Iowa Congressman Steve King yet again made controversial comments about immigrants, when he suggested that many undocumented immigrants entered the U.S carrying ilegal drugs, Des Moines Register reported.
During an interview with Newsmax, the Republican said that many undocumented youth are drug mules and should not have access to citizenship. King said that while some minors were brought to the U.S turned into exemplary members of society, known as DREAMers, others are drug traffickers that work for dangerous Mexican cartels.
"They aren't all valedictorians, they weren't all brought in by their parents," King said. "For every one who's a valedictorian, there's another hundred out there that they weigh 130 pounds and they've got calves the size of cantaloupes because they're hauling 75 pounds of marijuana across the desert. Those people would be legalized with the same act," he added.

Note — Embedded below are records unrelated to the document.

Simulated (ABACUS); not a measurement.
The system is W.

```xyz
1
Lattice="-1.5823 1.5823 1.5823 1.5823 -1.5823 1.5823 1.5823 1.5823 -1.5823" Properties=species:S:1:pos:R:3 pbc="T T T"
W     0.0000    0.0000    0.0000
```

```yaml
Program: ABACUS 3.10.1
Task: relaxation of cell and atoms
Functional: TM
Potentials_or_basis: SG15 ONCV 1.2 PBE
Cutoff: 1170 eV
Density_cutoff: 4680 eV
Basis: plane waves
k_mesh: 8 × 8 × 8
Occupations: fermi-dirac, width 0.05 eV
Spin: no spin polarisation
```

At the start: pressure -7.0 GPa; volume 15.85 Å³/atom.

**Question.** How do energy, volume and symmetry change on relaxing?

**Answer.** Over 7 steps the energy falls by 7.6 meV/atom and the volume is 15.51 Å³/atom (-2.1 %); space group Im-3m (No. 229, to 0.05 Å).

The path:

The Wall Street Journal said that Florida Congressman Joe García called King's words "offensive." "When members of this House use inflammatory language, use offensive language, it does not help the process," the Democrat said, according to Des Moines Register. "It is beneath the dignity of this body and this country."
The Democratic Party chairman Scott Brennan said, "Steve King's comments are offensive, ridiculous, and go against the very values of respect and equality that Iowans hold dear."
But Democrats weren't the only ones who criticized King's comments. "There can be honest disagreements about policy without using hateful language. Everyone needs to remember that," House Speaker John Boehner, the highest-ranking Congressional Republican said in a statement.
Despite the reactions, King stood by his comments in an interview with Radio Iowa, according to Latino Fox News. "It's not something that I'm making up. This is real. We have people that are mules, that are drug mules, that are hauling drugs across the border and you can tell by their physical characteristics what they've been doing for months, going through the desert with 75 pounds of drugs on their back," King said.
"If those who advocate for the DREAM Act, if they choose to characterize this about valedictorians, I gave them a different image that we need to be thinking about because we just simply can't be passing legislation looking only at one component of what would be millions of people," King told reporter O. Kay Henderson.
On July 19, during an interview on Univision's "Al Punto Con Jorge Ramos," King said that what happened to undocumented immigrants wasn't his responsability, the Huffington Post reported.
"What would you do with them? I mean, the idea of self-deportation, as you know, with Mitt Romney just didn't work," Ramos asked the Republican.
"Well, here - it isn't my responsibility to solve that problem," King said. "And American citizens and legal Americans do not have a moral obligation to solve the problem of the 11 million people that are here unlawfully. That's a condition they willfully stepped into on their own, and some of them will make the decision on their own on what to do. Many of them actually will do that."